Our relentless pursue of sustainable improvements or why variation is the antagonist for continuous production processes. With more than 270 successful Operational Excellence projects globally, AFRY's Bioindustry Operations is more eager than ever to support our partners and clients to improve their bottom line results in a integrative manner and in the long run.
We are still waiting for Phoenix to rise
What we see, especially in Europe and North America, is a continued market decline and constant overcapacities in certain paper markets/products, combined with high material costs not compensated for by higher selling prices. Looking into other industries, the production dilemma is not getting smaller/any different but rather fueled by the crippled global supply chains still for months to come. A gloomy outlook into the future, after all.
Tight pockets and high expectations
With most companies being in the cost cutting mode – which is fine and a needed thing – why not get the best out of what you already have? In an era where capital expenditures are rather tight, getting the best out of your assets becomes even more important than it ever was. Securing the value of your investments and driving performance to world class levels. Contemplating about the market conditions, bad negotiating power with suppliers, unfair competition – all that doesn’t help. Let’s focus on what we can drive internally once it's identified, quantified and price tagged.
Measure only what you can control
“Not everything that counts can be counted and not everything that can be counted counts” – is a quote Albert Einstein had hanging in his office in Princeton, originated by William Bruce Cameron. We might add – not everything that counts is getting counted. We see quite often in companies that a huge array of KPIs is created – just because supporting IT systems enable us to do so – and at the same moment, everyone in the company is getting confronted with them. Surprisingly enough, everyone with the same ones. So, in one blink of a second an operator gets the same KPIs as the MD, although he is far from being able to control most of them.
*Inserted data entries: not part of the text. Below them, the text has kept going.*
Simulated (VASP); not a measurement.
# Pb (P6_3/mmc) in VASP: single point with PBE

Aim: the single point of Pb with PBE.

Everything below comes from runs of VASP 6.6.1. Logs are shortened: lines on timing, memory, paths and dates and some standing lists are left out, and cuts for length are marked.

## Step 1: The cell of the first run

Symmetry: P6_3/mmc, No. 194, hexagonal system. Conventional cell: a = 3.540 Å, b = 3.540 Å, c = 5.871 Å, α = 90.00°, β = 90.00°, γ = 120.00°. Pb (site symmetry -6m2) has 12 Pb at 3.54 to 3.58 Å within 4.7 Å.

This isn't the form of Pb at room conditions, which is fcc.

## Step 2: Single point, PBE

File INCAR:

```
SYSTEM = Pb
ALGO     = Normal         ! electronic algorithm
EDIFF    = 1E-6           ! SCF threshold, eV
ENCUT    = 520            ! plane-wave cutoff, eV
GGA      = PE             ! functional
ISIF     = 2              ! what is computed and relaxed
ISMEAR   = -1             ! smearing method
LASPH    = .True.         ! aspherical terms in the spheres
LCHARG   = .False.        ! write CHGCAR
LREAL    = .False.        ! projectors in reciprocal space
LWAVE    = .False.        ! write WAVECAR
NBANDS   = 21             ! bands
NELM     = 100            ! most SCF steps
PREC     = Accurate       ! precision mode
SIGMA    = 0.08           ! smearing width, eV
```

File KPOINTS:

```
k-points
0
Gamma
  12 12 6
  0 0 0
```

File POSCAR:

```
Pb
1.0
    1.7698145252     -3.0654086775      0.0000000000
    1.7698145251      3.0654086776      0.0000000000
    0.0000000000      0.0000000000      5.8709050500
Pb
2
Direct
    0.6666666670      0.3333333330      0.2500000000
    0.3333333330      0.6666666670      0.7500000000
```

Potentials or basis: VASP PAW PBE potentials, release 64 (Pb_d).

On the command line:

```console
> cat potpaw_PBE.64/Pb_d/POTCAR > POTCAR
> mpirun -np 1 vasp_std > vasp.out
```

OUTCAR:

Get a grip on your productivity – and we mean a real grip on the real facts of productivity, not the obvious and misinterpreted ones
What matters in fact in the long haul is productivity. It’s about the only thing that matters. How are you going to cut costs so your annual profit stays the same or hopefully gets bigger? There are not that many options. The assets are already there and they are depreciated every year. Input materials are negotiated and depended on your suppliers. The staff is in place and it consists of well selected specialists. In order to increase profit, productivity from the given assets needs to increase. By increasing productivity, you get more output from the same resources, hence profitability will rise regardless. When productivity stalls, your march of progress comes to a halt. With higher productivity you can outshine your competitors, regardless of the sector you are in, and it will be instrumental for your growth. But how to get there?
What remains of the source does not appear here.